GLENDIVE -- In Dawson County, an eastern Montana expanse of rough coulees and sprawling wheat fields along the Yellowstone River, nearly one in five residents is 65 or older. In Daniels and Sheridan counties, in the state's northeast corner, nearly one in four is 65 or older. Many of Montana's rural counties hold an aging population.


While that demographic detail may not seem of much relevance to sportsmen, it has implications that could change the face of Montana hunting.

Already, elderly landowners are putting property up for sale, and the most eager buyers are well-heeled recreation buyers.

When hobby ranchers buy properties for their exclusive playground, resident hunters find themselves locked out of ranches and farms they grew up hunting on, the places that were opened to them with just a knock on the ranch house door.

"I'm seeing farms and ranches where the owners are to the point where they're starting to tip over," says Dawson County rancher Lowell Stevenson, in blunt fashion. "They're dying out. And the land is being sold and it's being bought by out-of-staters."

The new owners aren't particularly worried about paying for the land based on wheat and cattle prices, Stevenson says.

"They don't care what the land sells for," he says. "If it's got hunting on it they'll buy it at any price."

By some estimates, the next decade will bring a watershed change in land ownership in the Rocky Mountain West.

"I would expect somewhere between 50 and 60 percent ownership turnover of land in the next 10 years," says Roy Roath, an associate professor of range science at Colorado State University.

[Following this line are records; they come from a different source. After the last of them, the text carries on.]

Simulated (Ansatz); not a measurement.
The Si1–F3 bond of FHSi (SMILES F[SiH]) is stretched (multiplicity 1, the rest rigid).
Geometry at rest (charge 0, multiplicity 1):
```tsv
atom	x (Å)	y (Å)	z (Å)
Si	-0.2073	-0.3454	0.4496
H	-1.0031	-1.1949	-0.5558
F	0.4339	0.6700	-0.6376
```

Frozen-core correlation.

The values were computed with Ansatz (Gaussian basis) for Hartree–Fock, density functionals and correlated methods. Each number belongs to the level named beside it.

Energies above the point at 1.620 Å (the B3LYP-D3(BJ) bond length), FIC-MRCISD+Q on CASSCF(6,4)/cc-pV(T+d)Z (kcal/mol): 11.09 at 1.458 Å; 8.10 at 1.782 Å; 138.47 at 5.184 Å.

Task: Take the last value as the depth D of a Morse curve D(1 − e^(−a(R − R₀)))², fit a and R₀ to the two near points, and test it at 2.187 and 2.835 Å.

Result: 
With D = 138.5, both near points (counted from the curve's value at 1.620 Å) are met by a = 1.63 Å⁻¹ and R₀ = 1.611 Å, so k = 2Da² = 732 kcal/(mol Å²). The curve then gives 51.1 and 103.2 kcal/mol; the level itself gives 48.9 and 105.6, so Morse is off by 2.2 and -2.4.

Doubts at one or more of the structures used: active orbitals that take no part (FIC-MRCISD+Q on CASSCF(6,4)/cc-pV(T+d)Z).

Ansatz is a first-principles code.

He points to a CSU survey a few years ago that found the average mountain state rancher was in his early 60s.

Low beef and grain prices in recent years coupled with a drought entering its fifth year in parts of the West are also taking a toll.

"It's tougher and tougher to be a rancher now," Roath says. "It just is. The economic things are against you. Even in the good years, they're only slightly above cost. Livestock alone won't make a ranch profitable."

On the other hand, land prices continue to escalate, spurred by demand from recreational and investment buyers.

That makes it even harder to keep ranches in the hands of traditional operators, says Dave Johnson, a Bozeman-based real estate broker at Hall and Hall. The ranch brokerage firm, with eight offices from Albuquerque, N.M. to Missoula, does business throughout the Rockies.

Johnson says ranchers have an incredibly deep connection to the land.

"'Lifestyle' is too trite," Johnson says. "It's deeper than that. It's life."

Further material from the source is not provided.